Y’all Seen This One?: The Taking of Pelham One Two Three (1974)
Some thoughts on the 1974 film The Taking of Pelham One Two Three.
Note: some of these movies have been around for a while so assume there will be some spoilers throughout.
Good day or evening. This is a series I plan on adding entries to throughout the year when time allows—and years to come if I remember to—called “Y’all Seen This One?” where I watch classic/popular/however you want to define it movies that apparently everyone but me has seen. I’m open to changing the series name but at this point, telling me to change it would only make me double down so here we are.

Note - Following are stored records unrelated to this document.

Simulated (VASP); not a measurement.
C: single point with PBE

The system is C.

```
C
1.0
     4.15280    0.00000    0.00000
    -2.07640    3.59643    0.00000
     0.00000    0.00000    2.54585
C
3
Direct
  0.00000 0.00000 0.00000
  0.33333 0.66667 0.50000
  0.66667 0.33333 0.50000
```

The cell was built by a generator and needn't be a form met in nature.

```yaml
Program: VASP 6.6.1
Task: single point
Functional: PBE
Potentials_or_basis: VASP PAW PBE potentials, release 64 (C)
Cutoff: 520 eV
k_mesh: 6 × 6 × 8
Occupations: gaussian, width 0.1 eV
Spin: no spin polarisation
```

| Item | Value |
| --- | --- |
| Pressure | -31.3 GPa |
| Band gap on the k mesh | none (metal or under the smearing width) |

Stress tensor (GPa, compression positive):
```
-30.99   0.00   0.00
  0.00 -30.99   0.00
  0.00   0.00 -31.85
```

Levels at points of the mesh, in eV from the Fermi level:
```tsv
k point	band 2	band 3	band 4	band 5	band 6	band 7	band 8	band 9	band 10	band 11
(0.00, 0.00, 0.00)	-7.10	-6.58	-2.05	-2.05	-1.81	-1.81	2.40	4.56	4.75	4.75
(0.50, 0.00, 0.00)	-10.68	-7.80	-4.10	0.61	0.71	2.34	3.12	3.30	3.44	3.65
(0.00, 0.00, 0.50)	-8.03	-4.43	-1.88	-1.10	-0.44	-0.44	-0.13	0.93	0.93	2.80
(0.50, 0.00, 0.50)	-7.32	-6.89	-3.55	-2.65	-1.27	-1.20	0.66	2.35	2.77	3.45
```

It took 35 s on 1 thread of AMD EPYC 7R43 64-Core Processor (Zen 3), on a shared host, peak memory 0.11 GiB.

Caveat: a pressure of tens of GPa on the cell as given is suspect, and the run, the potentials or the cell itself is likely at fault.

Like most white guys in their thirties, I saw Reservoir Dogs in college and it rearranged my brain. I was previously unfamiliar with the work of Quentin Tarantino, so it was a baptism of sorts1. The one thing I was struck by were the character aliases—Mr. Brown, Mr. White, Mr. Blonde, so on and so forth. I was so transfixed and challenged by the movie, I just assumed all of this sprang organically out of the brilliant mind of QT. I have watched other movies since then. I have also become more familiar with QT and his style of filmmaking, which has opened me up to other genres I wouldn’t have otherwise sought out. All those paths lead to me finally watching the 1974 thriller featuring a gang of criminals using color-coded nicknames: The Taking of Pelham One Two Three.
It was during this time in college that I got really into junk crime thrillers. Street Kings, Righteous Kill, just to name the only two other examples I can remember off the top of my head before getting to my third example. Every now and then a Gone Baby Gone would sneak in and truly blow my mind. My laptop was overheating from all the Redbox rentals and homework I was procrastinating on.
The other junk thriller I remember watching was the 2009 remake of today’s subject, The Taking of Pelham 123, a numerically streamlined title. Directed by Tony Scott, starring Denzel Washington and John Travolta, and set in post-9/11 New York, all I remember is the hyper-violence and frenetic editing. A Tony Scott (RIP) special indeed. I may or may not have been aware that it was remake at the time. I certainly didn’t know that all the movies were adapted from a novel.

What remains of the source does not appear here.